If an insect infestation is discovered, surveyors are often able to suggest less costly remedial action than some specialist firms might suggest.

Chemical treatments or replacement if timber treatment may not required and often the infestation is no longer active. It might be that a change to the environment will be sufficient to kill off the insects. This is a good example of how a Home Buyers Survey could save you money as you may otherwise be convinced of a need for more costly action. If infestation is discovered, your surveyor will advise you about your options.

Stucco rendering common on Regency properties

Stucco walls are aesthetically pleasing but can cause problems. What will the surveyor look out for and are they a problem?

Stucco walls have something of a bad reputation for damp, mould and rapid decay. Where stucco has been professionally applied and maintained these issues are unlikely to arise, but where they do occur the results can cause serious inconvenience and will be costly to repair.

Trapped moisture is one of the main difficulties associated with stucco, whereby surface or rain water is absorbed into the fabric of the wall, spreading between the stucco coating and the brick or wood of the building structure. Where a protective, insulating layer of felt or other material has been incorrectly applied, no barrier exists between the stucco and the wall. This causes visible efflorescence, mould and crumbling of the stucco, and damp and decay within the walls.
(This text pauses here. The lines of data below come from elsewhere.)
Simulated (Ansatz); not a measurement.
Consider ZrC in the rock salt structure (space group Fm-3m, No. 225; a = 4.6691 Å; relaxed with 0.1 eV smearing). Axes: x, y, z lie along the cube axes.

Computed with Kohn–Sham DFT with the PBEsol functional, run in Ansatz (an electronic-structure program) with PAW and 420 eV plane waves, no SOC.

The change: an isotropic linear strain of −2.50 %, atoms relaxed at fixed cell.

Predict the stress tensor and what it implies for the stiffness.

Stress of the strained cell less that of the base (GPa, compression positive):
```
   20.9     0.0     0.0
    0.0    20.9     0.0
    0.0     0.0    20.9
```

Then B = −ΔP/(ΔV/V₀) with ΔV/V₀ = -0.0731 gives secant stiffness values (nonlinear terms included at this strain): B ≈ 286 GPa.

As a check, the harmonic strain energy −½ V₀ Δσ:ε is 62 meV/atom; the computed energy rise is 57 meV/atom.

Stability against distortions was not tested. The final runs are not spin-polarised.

Efforts can be made to prevent moisture from seeping in between the layers, via excavation and installation of a waterproof, below-ground layer of tar, for example, to protect the base of the wall. If, however, the deterioration has occurred over a longer period of time, it may be necessary to remove the stucco coating from the external walls entirely, particularly if the stucco has already separated away from the wall, and reapply.

If the property in question is listed, or located in a conservation area, you may not have the freedom to re coat the walls with a more reliable material, if the council require 'sympathetic' maintenance.

Many builders are unwilling to work with stucco due to these issues, meaning that if repairs are necessary, an experienced specialist must be hired, leading to further costs. The severity of moisture damage can be hard to gauge with the naked eye, but the potential cost of extensive repairs, and the health risks associated with mould and damp, make carrying out a survey on a stucco property highly recommended.

Roof damage from heavy snow

Will the surveyor be able to see any historical damage resulting from heavy snowfall?

Snowfall in many parts of the UK is not often heavy or continuous enough to cause severe long-term damage. However, in areas of the country which are more exposed, both frost-thaw cycles and damp caused by melting snow can cause problems. Snow falling on a roof can melt as a result of heat escaping from the home, seep into cracks in roofing tiles and brick work, and then refreeze as the temperature drops.

Over time, this will erode brick and stonework, causing cracks and leaking roofs. The seasonal impact of snowfall can make it difficult to assess a property's exposure, but a surveyor should offer maintenance advice to prevent or mitigate deleterious effects. This can include common sense practices such as clearing snow off the roof, but may also include specific guidance for loft ventilation, insulation and drainage.